The Ukraine-Russia war and other fast-moving global events are compelling the US and its allies and partners to continue investments in learning technologies across their training enterprises – and concurrently strengthen their live training programs.
Western militaries are making wise investments in learning technologies across their defense training and education portfolios. Learners are completing lesson scenarios faster and more efficiently as they use ever-more-capable flight training devices and other virtual systems and content, such as virtual reality head-mounted devices. As constructive simulation also matures, human performance teams and their service training counterparts are eyeing enablers beyond the virtual and constructive domains.
While military simulation and training industry teams are beginning to bring to bear big data into training activities, they are picking up the pace on how to best use artificial intelligence to help train operators in the air, land, sea, space and cyber domains.

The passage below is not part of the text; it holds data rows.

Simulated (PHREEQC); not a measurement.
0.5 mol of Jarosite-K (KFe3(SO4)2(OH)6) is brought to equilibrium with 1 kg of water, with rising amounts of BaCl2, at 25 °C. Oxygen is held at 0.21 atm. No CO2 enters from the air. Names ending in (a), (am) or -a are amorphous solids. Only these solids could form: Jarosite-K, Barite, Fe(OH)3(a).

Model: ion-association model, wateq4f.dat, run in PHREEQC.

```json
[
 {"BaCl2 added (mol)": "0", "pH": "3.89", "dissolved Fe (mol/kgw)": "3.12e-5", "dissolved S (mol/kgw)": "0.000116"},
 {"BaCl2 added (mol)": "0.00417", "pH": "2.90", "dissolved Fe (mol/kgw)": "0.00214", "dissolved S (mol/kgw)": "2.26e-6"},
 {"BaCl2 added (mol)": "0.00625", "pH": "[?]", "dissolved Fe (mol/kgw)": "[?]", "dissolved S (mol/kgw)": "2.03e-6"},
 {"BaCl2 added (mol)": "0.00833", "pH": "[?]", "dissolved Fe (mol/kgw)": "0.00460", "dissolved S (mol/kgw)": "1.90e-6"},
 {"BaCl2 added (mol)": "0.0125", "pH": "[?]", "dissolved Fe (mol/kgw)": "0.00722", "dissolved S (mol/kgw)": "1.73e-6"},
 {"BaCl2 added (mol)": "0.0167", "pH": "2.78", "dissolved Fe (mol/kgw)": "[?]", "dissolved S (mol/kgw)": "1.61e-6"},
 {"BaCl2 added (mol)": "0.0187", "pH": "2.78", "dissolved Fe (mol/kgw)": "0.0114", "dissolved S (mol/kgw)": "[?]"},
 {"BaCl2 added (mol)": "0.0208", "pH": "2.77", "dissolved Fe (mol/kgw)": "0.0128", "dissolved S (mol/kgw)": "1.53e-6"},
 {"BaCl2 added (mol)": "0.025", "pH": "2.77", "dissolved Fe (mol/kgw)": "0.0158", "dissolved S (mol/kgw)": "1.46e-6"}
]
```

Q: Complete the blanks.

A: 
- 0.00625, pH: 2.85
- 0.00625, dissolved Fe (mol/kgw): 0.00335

The technology continuum continues to evolve yet further, with the metaverse being one of several other emerging enablers that have the potential to further improve the readiness of individuals, units and staffs. Military departments must continue to advance their programs and systems in the virtual and constructive domains. At the same time, a confluence of events is doing nothing less than forcing the Pentagon and other nations’ defense headquarters to bolster their investments in, and fielding of, live training capabilities.
The major forcing function to which the US DoD and its partners are responding is the Ukraine-Russia war. One emerging task at hand is for defense-industry teams to also focus on strengthening the “L” piece of the LVC training construct.
The 2023 Live Training Domain
Live training is a multi-faceted enterprise.
In one instance, training ranges must be kept relevant and able to meet 2023-era and beyond threat environment challenges. Indeed, last December the Pentagon announced the US would provide Ukrainian soldiers with combined arms and joint maneuver training.
With the proliferation of weapons platforms and weapons systems being delivered to Ukraine, military-industry teams must also focus on training Ukrainian and other future nation’s military forces on the operations and upkeep of this materiel.
In one of many cases of the frenetic pace of completed and planned weapons transfers, the US is sending one Patriot air defense battery and associated munitions to Ukraine. Pentagon Press Secretary Air Force BG Pat Ryder said, “Training for Ukrainian forces on the Patriot air defense system… will prepare approximately 90 to 100 Ukrainian soldiers to operate, maintain and sustain the defensive system over a training course expected to last several months.” Prospective maintenance personnel and other crew members will literally learn skills by hands-on training – with some scrapped knuckles and dirty nails along the way.
Beyond Ukraine, the US continues to identify China as a peer competitor in and beyond the Western Pacific. To that end, US combatant commanders and their diplomatic counterparts are relying on expanded DoD bi-and multi-lateral training engagements with partners and allies to enhance interoperability among the military forces and another opportunity to solidify alliances in the region.
Committing to Robust Live Training
The Biden administration is due to deliver its fiscal year 2024 Pentagon budget to the US Congress soon. The document should outline how DoD will invest in training ranges, and other programs and systems through the future years defense program. Also starting this month, combatant commanders and other senior Pentagon leaders will begin outlining their plans for engagement with allies and friends, and other topics during the annual Spring Congressional testimony season.